God in Essence

“who, though he was God in essence, did not regard it as something to be grasped — to be equal to God — ”

(Philippians 2:6)

This is one of those verses, when taken in isolation of the teachings of scripture and not with an understanding of the Greek language, has led people down the road to heresy, for some will read this verse as saying that Jesus gave up his divinity to become human and such could not be further from the truth. In addition, there are also some who will read this verse in a way that implies that God the Son and God the Father are separable. Similarly, this is not the testimony of scripture as a whole.

Paul’s words in this verse begin with, “though he was God in essence.” Some of our English translations render this: “though he was in the form of God,” which is good Greek, but can be misleading in English. For us, something that takes the form of something else is a doppelgänger of sorts — a mimic or a copy, but not one with the original. The term that Paul uses here is morfh/ (morphe), which refers to the basic essence of something. Essentially what Paul is writing here is that all of the essential attributes of the Godhead were and are fully present in Jesus. In fact, given that the verb in this clause is in the imperfect state, the implication is that these divine attributes continue even into his dual nature. Jesus is God…he is the second person in the Triune Godhead, and he did not consider, reason, or think that his rightfully revealed glory was something to be clung to but he came to this world in the essence of a servant…a slave even.
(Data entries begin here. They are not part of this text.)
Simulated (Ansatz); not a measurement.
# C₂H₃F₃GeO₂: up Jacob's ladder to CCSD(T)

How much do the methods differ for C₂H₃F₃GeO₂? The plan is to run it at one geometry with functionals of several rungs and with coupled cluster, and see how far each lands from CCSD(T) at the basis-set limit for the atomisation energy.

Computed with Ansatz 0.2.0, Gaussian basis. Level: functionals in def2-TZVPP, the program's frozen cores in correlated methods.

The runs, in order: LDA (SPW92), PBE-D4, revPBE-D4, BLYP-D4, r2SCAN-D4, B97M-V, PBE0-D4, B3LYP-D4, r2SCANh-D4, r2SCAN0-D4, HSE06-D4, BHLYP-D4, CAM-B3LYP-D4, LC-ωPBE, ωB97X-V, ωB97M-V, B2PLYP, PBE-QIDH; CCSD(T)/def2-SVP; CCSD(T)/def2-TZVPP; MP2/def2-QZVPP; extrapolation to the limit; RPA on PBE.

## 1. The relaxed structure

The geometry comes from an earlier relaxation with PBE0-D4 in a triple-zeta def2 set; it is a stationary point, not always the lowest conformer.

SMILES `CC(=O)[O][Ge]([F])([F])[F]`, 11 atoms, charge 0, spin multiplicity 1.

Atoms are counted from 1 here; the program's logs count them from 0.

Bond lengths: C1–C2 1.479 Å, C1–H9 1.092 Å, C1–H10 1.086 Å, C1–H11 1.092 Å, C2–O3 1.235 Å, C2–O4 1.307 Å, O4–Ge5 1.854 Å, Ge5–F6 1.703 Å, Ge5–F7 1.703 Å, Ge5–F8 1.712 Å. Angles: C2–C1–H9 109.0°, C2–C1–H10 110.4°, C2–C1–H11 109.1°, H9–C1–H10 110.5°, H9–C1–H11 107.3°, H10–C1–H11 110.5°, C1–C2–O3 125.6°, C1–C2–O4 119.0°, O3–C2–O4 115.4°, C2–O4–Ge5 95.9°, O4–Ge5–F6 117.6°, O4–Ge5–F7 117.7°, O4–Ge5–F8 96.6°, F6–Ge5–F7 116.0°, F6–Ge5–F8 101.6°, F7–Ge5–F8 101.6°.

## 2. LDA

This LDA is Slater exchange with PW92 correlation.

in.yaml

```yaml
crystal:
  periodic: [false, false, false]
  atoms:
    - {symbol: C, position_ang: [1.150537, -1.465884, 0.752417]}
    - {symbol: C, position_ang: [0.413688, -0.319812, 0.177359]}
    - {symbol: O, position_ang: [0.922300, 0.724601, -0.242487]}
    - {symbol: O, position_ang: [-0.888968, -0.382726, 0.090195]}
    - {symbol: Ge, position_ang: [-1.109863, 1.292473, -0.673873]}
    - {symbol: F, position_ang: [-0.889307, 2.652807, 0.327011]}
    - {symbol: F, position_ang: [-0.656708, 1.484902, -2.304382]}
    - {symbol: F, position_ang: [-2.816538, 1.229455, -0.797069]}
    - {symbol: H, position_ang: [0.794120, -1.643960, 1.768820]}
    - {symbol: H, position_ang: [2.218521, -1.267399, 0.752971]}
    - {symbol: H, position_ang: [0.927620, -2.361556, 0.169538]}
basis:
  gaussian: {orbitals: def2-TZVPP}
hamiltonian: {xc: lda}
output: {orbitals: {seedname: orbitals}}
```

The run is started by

Interestingly, Jesus’ behavior is just the opposite of Satan who was willing to sacrifice everything in the hopes of becoming equal in status with God yet was thrown down because of his rebellion. Satan demonstrates the results of pride; Jesus demonstrates a life of humility. How often, in life, even professing Christians pursue a life that looks more like Satan’s than Jesus’. And what is this language of equality at the end of the verse? It speaks not to ontological equality (equality in essence, something that has already been established) but to equality in status or glory…such would be the contrast that Paul is establishing in the following verse. There is an exchange not in essential Godhead but instead a willingness to veil his glory in the flesh of humanity for a season and for the purpose of saving humanity. What a mighty and great God we serve!